And the mice were squealing in my prison cell,
And that old triangle
Went jingle jangle,
Along the banks of the Royal Canal.
To begin the morning
,
The warder bawling,
Get out of bed and clean up your cell,
And that old triangle
Went jingle jangle,
Along the banks of the Royal Canal.
Our own hungry feeling came over us and three of us left the festival to have a fabulous veggie curry buffet at Shivalli while Humungous enjoyed the dubious pleasures of the DJ tent. Eventually, we gathered together again for a last goodbye to the festival and an enjoyable weekend.
After a gigantic breakfast, we took it easy in the morning, avoiding the drizzle and grey of Leicester city centre, so we got to the festival at lunchtime, downed a few beers and I headed to the inside stage to see The Woodentops. The band, formed in 1983, was at the fun end of the C86 indie scene, playing what lead-man Rolo McGinty calls ‘indie thrash’ or ‘hypnobeat’. Their music was typified by upbeat and frenetic strumming and drumming. I saw them lots of times in their native Croydon in the mid-80s, frequently at the Underground Club, a dingy indie dive that hosted some fine evenings, notably by other local heroes Loop, my favourite noise merchants of that era. As a penniless postgrad living on the grim Mitcham-Tooting borders, I couldn’t afford to go into London very often, so Croydon it was. And there’s nothing wrong with Croydon, despite its unfashionable image.

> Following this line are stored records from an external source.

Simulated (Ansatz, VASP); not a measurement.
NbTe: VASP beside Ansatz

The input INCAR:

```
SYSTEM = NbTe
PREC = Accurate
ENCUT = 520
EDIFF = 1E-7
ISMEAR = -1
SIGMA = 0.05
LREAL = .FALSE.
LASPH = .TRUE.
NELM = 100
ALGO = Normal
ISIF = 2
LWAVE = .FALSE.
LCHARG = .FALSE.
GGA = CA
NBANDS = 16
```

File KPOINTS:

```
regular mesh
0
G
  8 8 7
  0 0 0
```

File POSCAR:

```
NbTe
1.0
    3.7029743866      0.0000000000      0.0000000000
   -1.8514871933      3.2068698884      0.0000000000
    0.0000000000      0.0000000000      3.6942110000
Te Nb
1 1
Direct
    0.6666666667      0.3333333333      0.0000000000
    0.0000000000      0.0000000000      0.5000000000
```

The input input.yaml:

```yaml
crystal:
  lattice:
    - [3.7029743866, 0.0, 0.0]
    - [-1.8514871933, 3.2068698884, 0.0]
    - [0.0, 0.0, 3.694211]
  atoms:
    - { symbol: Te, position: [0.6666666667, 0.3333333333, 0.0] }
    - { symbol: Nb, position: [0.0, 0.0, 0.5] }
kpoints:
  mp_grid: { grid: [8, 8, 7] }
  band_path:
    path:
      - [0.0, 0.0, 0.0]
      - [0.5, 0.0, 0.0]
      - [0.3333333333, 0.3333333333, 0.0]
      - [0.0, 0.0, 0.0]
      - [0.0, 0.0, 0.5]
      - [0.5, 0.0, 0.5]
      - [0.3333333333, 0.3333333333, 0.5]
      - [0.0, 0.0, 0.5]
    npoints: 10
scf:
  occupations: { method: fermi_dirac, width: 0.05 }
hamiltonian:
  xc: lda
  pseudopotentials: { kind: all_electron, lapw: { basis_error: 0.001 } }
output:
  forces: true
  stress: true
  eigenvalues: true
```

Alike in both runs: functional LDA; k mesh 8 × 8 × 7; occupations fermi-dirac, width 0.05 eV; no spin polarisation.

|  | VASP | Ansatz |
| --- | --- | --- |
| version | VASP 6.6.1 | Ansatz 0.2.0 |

The Woodentops bounded onstage (Rolo’s clearly still a high-tempo, bouncy sort of chap) and played their new single, Third Floor Rooftop High, their first single for 22 years. Now that does make me feel old, but they kept up the youthful pace with oldies like Here Me James and Why Why Why, the latter featuring a groovy semi-rap and a beat that presaged the coming acid dance explosion of the late 80s. Next was slower number – and minor hit at the time – Good Thing, with its almost calypso lilt. The band hit their groove very well and most of the middle-aged audience was at least tapping its toes or nodding its heads if not actually dancing like banshees. The set’s climax was the great Move Me, another big dance number with Rolo yelling ‘addicted to the rhythm…’ and it’s the rhythm that’s the most recognisable element in their sound. Having not seen the band for years, I’d forgotten just how upbeat and irresistible they are. Very entertaining.
I was planning on spending practically the whole day at the indoor stage and next on was a complete change of pace –singer-songwriter Laura Veirs from Oregon strumming her gentle, woodsy, folk-tinged songs. Most of the set was from her recent July Flame album – Sun Is King, Carol Kaye (featuring some nice picking), Wide-Eyed, Legless, I Can See Your Tracks and the title track:
July flame,
Fiery kite,
Will o’ the wisp,
Lead me through the night.
July flame,
Sweet summer peach,
High up in the branch,
Just out of reach.
One other track, Wandering Kind (from 2007’s Saltbreakers) was stronger and electric, with a 70s Fleetwood Mac-ish groove to it. Laura mentioned having her three-month-old baby on the road with her, which is pretty impressive and she seemed remarkably calm and happy about the whole experience… I enjoyed her set and my mood brightened further on hearing that Aston Villa had beaten West Ham 3-0 in the opening game of the new football season.
The whole family are fans of Tunng, and we all enjoyed their set of festival-friendly songs and sing-alongs. Don’t Look Down Or Back was a powerful opener, followed by a whole bunch of other recent songs – It Breaks, The Roadside (during which singer Becky sounded uncannily like Donna Summer), With Whiskey, By Dusk They Were In The City and Hustle, with its noticeable Motown influence. We did also get oldie Tale From Black and they rounded off the entertainment with crowd favourite Bullets.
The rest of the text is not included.